By Amy L. Hatch
I’m getting to be an old hand at the “classroom snack” game.
Every month for the past, oh, five years, I’ve been purchasing cheese goldfish crackers in bulk and sending them to school with one or both of my kids. And–brace yourselves–sometimes I send juice, too.
I know! Right? Juice! What a terrible mom I am, terrible parent, for allowing her kid to drink completely undiluted JUICE!
Because as we all know, classroom snacks are not just snacks. Oh, NO. Classroom snacks are political statements.
Juice/no juice. Gluten-free/loaded with carbs. Stuffed with GMOs/totally-organic-and-grown-within-50-miles-and-hand-tended-by-farmers-who-wear-only-homespun-garments.

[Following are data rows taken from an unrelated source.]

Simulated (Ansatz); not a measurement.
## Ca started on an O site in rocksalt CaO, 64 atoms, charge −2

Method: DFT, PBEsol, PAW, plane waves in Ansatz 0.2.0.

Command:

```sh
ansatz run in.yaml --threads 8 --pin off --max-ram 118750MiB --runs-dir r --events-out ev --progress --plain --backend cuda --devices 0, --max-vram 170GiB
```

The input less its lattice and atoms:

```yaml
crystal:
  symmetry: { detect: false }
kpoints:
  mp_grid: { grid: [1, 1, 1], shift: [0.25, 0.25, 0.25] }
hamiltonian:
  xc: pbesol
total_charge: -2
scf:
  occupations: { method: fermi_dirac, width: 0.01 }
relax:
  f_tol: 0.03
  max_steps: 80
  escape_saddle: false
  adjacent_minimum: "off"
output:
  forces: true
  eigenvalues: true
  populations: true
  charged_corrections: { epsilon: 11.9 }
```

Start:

What you send to that classroom for your child and his or her classmates to consume in between reading lessons and play-dough sessions tells the other moms and dads who you are and (UGH) what your “parenting philosophy” is.
Now, don’t think I’m taking the holier-than-thou stance. I’m not going to tell you that I haven’t been the parent casting a judgmental eye every now and then. Pop Tarts? Doritos? Yeah, I’ve judged those snacks.
“What kind of parent sends (fill-in-the-blank) for snack?!”
And then I slink down the All Carbs aisle at Meijer and grab 30 packs of “fruit snacks” packed with high fructose corn syrup. Hey, my back yard is a corporate-owned corn field, so high fructose corn syrup is, technically, a local food. Right?
Judge not lest ye be judged, Judgy McJudgerson.
Of course we all want what’s best for our kids, especially when it comes to what they consume. With one out of every three American kids suffering from obesity, the food they eat is no small concern. But what about the parents who can’t afford to provide free-range goat cheese and organic sliced red peppers for 30 4-year-olds? I’ve bought 30 bananas before. It ain’t cheap, folks.
And just when does this snack train end, anyways? I don’t think I ever had a snack in school, unless you count the warm carton of milk we had with a graham cracker just before my afternoon kindergarten class was dismissed for the day.
Nowadays, kids have snack time up until high school, it seems. And why do kids need water bottles on their desks? I’ve seen that in some classrooms, too. So they can stay “hydrated.”
I had a water bottle, too — it was also known as “the water fountain.”
If only we were as concerned with the way our schools are being run as we are with the whole-grain ratio in the peanut-free oatmeal granola bars Johnny’s mom dropped off for the second-graders.
I recently received a memo outlining a potential change in the snack policy at the school my children attend, and I had to shake my head when I read all the bullet points that made up the rationale for the change. It read a little bit like a strategy document for the CIA justifying covert actions.
It stressed me out. So I had an inorganic snack, and yelled at some kids to get off my lawn.